In an action that may eventually lead to clarification around what constitutes a “financial incentive” for purposes of the California Consumer Privacy Act (CCPA), Attorney General Rob Bonta announced on January 28, 2022 that his office (the AG) was beginning an “investigative sweep” pursuant to the CCPA. The AG identified its focus on businesses operating customer loyalty programs in California and those businesses’ compliance with the CCPA’s notice requirements relating to financial incentives. In its press release, the AG indicated that it had sent letters to “major corporations” across industry sectors, including retail, home improvement, travel, and food services. These letters alleged the recipients’ non-compliance with the CCPA and provided a 30-day period for companies to cure existing issues and come into compliance with the law.
The announcement made clear that the AG believes that at least some consumer loyalty programs fall squarely within the CCPA and related regulations and that the CCPA applies with equal force to both online and “brick and mortar” transactions. Attorney General Bonta cited examples of providing a “phone number for a discount at the supermarket” or using “rewards for a free coffee at our local coffee shop” as the type of loyalty programs that require notices to be issued under the CCPA. He also referred to businesses’ finding “new ways to profit” from consumers’ personal information. What is not yet clear is whether the AG deems any loyalty program a financial incentive, or whether a loyalty program or similar offering is a financial incentive only if a participating consumer is foreclosed from exercising his or her rights under the CCPA, such as the right to opt out of the sale of his or her personal data or the right to request its deletion.
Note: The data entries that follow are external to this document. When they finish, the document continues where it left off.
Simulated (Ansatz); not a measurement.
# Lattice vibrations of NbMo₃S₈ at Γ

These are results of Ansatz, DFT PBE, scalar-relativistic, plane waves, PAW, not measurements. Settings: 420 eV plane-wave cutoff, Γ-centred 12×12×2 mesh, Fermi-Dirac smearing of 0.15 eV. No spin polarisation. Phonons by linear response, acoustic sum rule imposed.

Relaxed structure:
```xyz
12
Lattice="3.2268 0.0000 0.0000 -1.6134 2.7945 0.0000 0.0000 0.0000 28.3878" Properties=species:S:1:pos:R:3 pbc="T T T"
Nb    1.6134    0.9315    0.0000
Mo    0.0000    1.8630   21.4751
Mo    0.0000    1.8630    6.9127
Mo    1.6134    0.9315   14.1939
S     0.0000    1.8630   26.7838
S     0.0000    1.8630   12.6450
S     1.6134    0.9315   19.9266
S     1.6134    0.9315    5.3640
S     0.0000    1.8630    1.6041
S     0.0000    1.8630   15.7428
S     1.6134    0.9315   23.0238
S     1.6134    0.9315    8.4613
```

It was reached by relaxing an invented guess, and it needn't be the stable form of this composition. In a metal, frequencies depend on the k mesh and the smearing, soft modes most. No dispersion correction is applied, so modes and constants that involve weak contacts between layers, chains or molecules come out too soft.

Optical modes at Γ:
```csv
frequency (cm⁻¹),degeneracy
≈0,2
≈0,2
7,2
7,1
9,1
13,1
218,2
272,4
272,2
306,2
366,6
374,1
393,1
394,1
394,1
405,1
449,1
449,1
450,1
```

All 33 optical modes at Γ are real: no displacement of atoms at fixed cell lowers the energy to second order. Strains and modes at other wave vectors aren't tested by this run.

Where businesses offer financial incentives, such as discounts or free items, to their customers as part of covered loyalty programs in exchange for personal information, the CCPA requires that those businesses provide consumers with a notice relating to those financial incentives. This notice must include, among other things, a clear description of the incentives the program offers, the type of personal information the program is requesting, and the consumer’s right to opt out of the program. Failure to comply with this notice requirement places the company in violation of the CCPA and may subject the violator to civil penalties.
The AG’s press release noted that its actions were just a piece of a larger set of enforcement actions that the office had taken since it began enforcing the CCPA’s notice requirements in July 2020. Businesses operating customer loyalty programs in California should be sure to review the AG’s guidance on the CCPA and reach out to counsel if they remain unsure of the obligations under that law.